3 May 2017

Rwanda Reintroduces Rhinos After Ten-Year Absence

Kayonza — Yesterday, Rwanda reintroduced Eastern black rhinos after the last individual was documented in the country 10 years ago. The endangered Eastern black rhino was translocated to Akagera National Park from South Africa to restore the species to the nation's largest national park.

Speaking at the historical moment, Belise Kariza, the Chief Tourism Officer at the Rwanda Development Board (RDB) hailed the country's latest efforts in safeguarding the endangered species and for being an environment-friendly country. She noted that the reintroduction of rhinos makes Akagera Park more competitive regionally.

"Reintroducing rhinos is another milestone after the lions' returns in 2015- whose number has now increased to 17. Rwanda is officially a Big Five nation once again. This is a fantastic day for all of us," said CTO Kariza.

African Parks, a conservation non-profit that manages national parks and protected areas on behalf of governments across the African continent, in collaboration with the Rwanda Development Board and with funding provided by the Howard G. Buffett Foundation, is translocating a founder population of up to 20 Eastern black rhinos to Akagera National Park in Rwanda from South Africa.

The historic homecoming will take place over the first two weeks of May, with the first batch that arrived yesterday.

"The rhino's return to this country, however, is a testament to Rwanda's extraordinary commitment to conservation and is another milestone in the restoration of Akagera's natural diversity," remarked African Parks CEO Peter Fearnhead.
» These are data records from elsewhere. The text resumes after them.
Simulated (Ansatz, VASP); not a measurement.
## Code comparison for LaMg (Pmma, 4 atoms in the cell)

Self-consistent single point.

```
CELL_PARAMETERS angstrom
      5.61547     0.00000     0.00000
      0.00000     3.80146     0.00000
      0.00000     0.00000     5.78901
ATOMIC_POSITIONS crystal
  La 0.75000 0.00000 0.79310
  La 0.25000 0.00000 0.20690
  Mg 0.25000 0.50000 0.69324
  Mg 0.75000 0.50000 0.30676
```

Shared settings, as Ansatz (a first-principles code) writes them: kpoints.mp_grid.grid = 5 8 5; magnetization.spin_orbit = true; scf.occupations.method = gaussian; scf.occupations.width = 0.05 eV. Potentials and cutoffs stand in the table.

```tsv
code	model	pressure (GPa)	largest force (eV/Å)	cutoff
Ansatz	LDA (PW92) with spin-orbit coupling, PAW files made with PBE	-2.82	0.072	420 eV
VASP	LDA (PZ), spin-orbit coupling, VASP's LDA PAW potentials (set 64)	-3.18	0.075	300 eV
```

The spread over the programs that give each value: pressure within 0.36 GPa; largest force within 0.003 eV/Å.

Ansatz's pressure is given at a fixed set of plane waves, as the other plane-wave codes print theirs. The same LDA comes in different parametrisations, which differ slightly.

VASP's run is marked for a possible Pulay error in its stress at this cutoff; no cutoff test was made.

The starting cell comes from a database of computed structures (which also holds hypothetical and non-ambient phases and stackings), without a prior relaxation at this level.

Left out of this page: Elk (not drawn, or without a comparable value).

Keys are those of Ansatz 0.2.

Back in the 1970s, more than 50 black rhinos thrived in Akagera National Park, but their numbers declined under the pressure of wide-scale poaching until the last confirmed sighting of the species in 2007.

The Park, which is a protected savannah habitat in Rwanda, has undergone a remarkable transformation since African Parks assumed management in 2010 in partnership with the Rwanda Development Board.